What's in a Name?

BY BEN YASTER

AS A CHILD BORN to the ignominious fate of a silly-sounding last name, I can understand why New York Attorney General Eliot Spitzer is so vehement in his pursuit of justice. Just as I was tagged with all sorts of epithets beginning in middle school, ranginging from the tame rhyme Master Yaster to the hyphenated sexual innuendoes Yaster-Bater and Nasty-Yasty, I imagine that Spitzer must have been subject to a few malicious takes on the obvious ethnic origins and post-fellatio connotations his surname suggests. Spitzerberger. Spit-take. The Schpritzer. Spitz-or-swallows. The list of possibilites goes on. Spitzerellli's history, if anything close to my own, is most likely rife with injustices all on account of his last name. The corporate world littered with firms as phonetically vanilla and unobjectionable as Smith and Barney, will now pay the price.

In terms of nicknames, Maurice A. Greenberg probably had a much easier schooling experience than Spitzer. Greenberg, usually referred to as Hank, conjures the image of the onetime major leaguer Hank Greenberg, a Hercules who rained RBIs in the 1930s and '40s, and the only Jew besides Sandy Koufax to, well, mean much of anything to the game of baseball. Maurice Greenberg, dubbed Hank by some beneficent fellow, probably never faced the catcalls of "Mo' Greens" and "Green-turd-er" that would have followed a man of, say, Spitzer's status. Riding the myth of the homerun hitter that preceded him, Greenberg undoubtedly cruised to a position of wealth and power.

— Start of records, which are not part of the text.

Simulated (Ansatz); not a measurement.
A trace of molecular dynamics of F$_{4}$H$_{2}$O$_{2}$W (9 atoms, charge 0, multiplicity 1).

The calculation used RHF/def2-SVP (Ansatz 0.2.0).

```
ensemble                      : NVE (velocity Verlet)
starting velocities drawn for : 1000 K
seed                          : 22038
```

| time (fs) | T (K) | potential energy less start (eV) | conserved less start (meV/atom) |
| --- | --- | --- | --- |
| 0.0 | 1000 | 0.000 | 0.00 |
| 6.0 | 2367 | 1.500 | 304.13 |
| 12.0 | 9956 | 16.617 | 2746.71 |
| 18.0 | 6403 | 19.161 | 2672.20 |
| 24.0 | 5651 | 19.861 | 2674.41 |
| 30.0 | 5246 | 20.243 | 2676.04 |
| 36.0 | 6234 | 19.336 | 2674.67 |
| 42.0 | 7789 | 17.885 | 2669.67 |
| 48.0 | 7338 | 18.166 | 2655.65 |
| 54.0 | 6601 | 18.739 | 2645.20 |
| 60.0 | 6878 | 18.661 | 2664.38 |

It is therefore no surprise to this one Benjamin Zev Yaster, a name that has yet to sound less rediculous with each passing day, that Spitzer has been so adamant about going after Greenberg, the former CEO of uber-insurer American International Group (AIG) Inc. Yes, Greenberg may be implicated in gross acounting frauds. And, yes, his stakes in the Bermuda-seated C.V. Starr companies-the same C.V. Starr responsible for a good chunk of Brown's donations-is questionable, to say the least. But the New York Attorney General's Office cannot only be after these crimes. There is something else lurking behind Spitzer's intent, something else stuck in his craw, something else burning him beneath that omnipresent five-o'clock shadow.

From this Yaster-Bater, I promise you, the Spitzer-Spatzer is taking it personally. He is defending his very name.